Tebbit Test For Kashmiris Who Applaud Pak Cricket Team?



Tebbit Test For Kashmiris Who Applaud Pak Cricket Team?
                                                                               Saeed Naqvi
 
Across its six columns on page one last Wednesday, The Indian Express screamed: “For ‘cheering’ Pakistan in India Match, University in Meerut suspends 67 Kashmiri students.”

Indian bowlers had choked Pakistan, until legendary hitter, Shahid Afridi, walked to the middle. A sensational spree of sixes turned the game around. Pakistan won. India was stunned.

Students in Meerut’s Swami Vivekananda Subharti University were watching the match on TV in the hostel’s community hall. There happen to be 68 Kashmiri Muslim students on the premises who cheered Pakistani victory. This was resented by other students. A scuffle led to a brawl.

The authorities suspended the students. The police charged them with sedition but later withdrew the charge.

G.S. Bansal, the warden of the hostel, told the Indian Express that the Kashmiri students had been punished for being “anti national”. The Vice Chancellor, Manzoor Ahmad went a step further. He had the students driven to Ghaziabad from where they improvised their way back to Srinagar.

“By this one act, have you not sent these students straight into the arms of the gun wielding militants?” asked a Kashmiri teacher in New Delhi.

On his Super Primetime show on Thursday night, Arnab Goswami, the country’s most vocal anchor, took advantage of the incident to draw some red lines on patriotism. “This was not an ordinary cricket match”, he said. It was not a match with Bangladesh, Maldives or England – it was a match against Pakistan, match which Pakistan won. “To cheer Pakistan against India will not be tolerated”, he warned.

Everyone missed out on a huge irony. While Arnab Goswami was drilling patriotism into the 67 Kashmiri students with misplaced loyalties, the Kashmir valley had celebrated Afridi’s incredible inning with real fireworks from Poonch, Rajauri right uptoKargil.

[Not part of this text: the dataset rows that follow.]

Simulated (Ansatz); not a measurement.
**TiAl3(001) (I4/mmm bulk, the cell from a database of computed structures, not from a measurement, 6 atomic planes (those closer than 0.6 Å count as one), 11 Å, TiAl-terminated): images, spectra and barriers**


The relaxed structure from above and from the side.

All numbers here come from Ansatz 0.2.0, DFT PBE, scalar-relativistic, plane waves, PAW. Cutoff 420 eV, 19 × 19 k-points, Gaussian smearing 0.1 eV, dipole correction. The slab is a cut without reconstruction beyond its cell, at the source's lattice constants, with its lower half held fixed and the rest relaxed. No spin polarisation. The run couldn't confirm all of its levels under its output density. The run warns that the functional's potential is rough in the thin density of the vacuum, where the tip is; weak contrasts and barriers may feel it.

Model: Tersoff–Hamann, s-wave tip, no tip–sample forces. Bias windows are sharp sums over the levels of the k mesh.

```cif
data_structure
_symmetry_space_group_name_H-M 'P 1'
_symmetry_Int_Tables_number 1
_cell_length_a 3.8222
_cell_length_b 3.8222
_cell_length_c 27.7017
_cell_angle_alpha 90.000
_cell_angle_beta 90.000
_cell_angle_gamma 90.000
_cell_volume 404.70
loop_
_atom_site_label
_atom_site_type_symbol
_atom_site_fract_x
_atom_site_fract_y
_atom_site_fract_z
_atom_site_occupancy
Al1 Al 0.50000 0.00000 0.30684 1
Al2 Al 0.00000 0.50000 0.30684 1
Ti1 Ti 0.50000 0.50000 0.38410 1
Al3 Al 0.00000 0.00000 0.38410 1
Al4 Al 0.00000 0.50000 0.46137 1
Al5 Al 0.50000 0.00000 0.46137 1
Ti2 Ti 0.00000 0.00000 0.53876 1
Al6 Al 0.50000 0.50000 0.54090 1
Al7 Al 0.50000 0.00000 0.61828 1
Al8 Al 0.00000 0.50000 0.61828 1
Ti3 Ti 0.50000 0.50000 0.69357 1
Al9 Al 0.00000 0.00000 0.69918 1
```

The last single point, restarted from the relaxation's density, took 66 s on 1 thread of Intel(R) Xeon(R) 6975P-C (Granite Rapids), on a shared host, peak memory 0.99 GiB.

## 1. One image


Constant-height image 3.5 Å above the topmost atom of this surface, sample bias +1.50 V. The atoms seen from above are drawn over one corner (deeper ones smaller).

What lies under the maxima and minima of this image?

Stories of media jingoism and cricket have hazily surfaced in my memory.

US invasion of Afghanistan brought in its train a most impressive galaxy of anchors and reporters. One who will remain etched in my mind was Geraldo Rivera of Fox News. He would flourish his revolver on live telecast. He said he would shoot dead Osama bin Laden, should he ever find him. Is Indian television in the process of surpassing that level of jingoism?

Just as patriotic Indians are cross with Kashmiris clapping for the wrong cricket team, so was Norman Tebbit, leader of the Conservative Party in Britain, angry with immigrants. In 1990, he enunciated what came to be known as the “Tebbit Test” to gauge the loyalties of immigrants settled in England. It was a simple test: do immigrants applaud the cricket team of their adopted home, namely England? Or do they persist in supporting the team from countries they have left behind – India, Pakistan, West Indies? I remember how the British press lambasted Tebbit. I have not seen Indian scribes sufficiently moved to write an editorial or two.

By a freak chance, the Meerut story has attracted instant media attention. But this one exposure must not be allowed to obscure the hundreds of thousands of seditious thoughts that simmer in the hearts of so many in the valley.

Ghalib said:
“Na karda gunahon ki bhi hasrat ki
                                                Miley daad,
Ya rab agar in karda gunahon ki
                                                Sazaa hai”
(Applaud me, Oh God, for nursing in my heart a desire for hundreds of sins,
If there is to be punishment let it be only for the ones I have committed)

My first Kashmiri story with a cricketing background concerns Feroz. Srinagar was in the grip of one of its routine bouts of tension. I was visiting a family of journalists. Feroz, their son, was eight years old, very bright and a compulsive talker, mostly on cricket. The best way to attract his attention, I decided, was to talk of cricket.

“Do you like Imran Khan?” I asked him. I thought this would give him a chance to keep up his cricket prattle, but he surprised me. “No” he said sharply. He walked out, past the courtyard, his head bowed, like he were in a sulk.

“You asked him the wrong question”, his mother whispered to me. “That is a very sore point with him.” Tears filled her eyes as she told me the story.

The CRPF, in the course of its house to house searches, had found Imran Khan and Wasim Akram posters in several houses. They took aside young admirers of these cricketers and asked them leading questions about visitors to their homes, uncles with “guns”, and such like scary stuff. Posters of Pakistani cricketers in Kashmiri homes were in the perception of CRPF, clues to homes of Pakistan sympathizers.

Word spread rapidly on the network of cricket crazy toddlers that it was dangerous to have Imran and Wasim posters on the premises.

 With a heavy heart, Feroz brought his scrap book to his mother and diligently pulled out all the Pakistani photographs, (he did not touch Indian and West Indian cricketers) and handed them over to his mother. He asked her to tear the pictures and turned his face away. He did not wish to see his Gods defiled.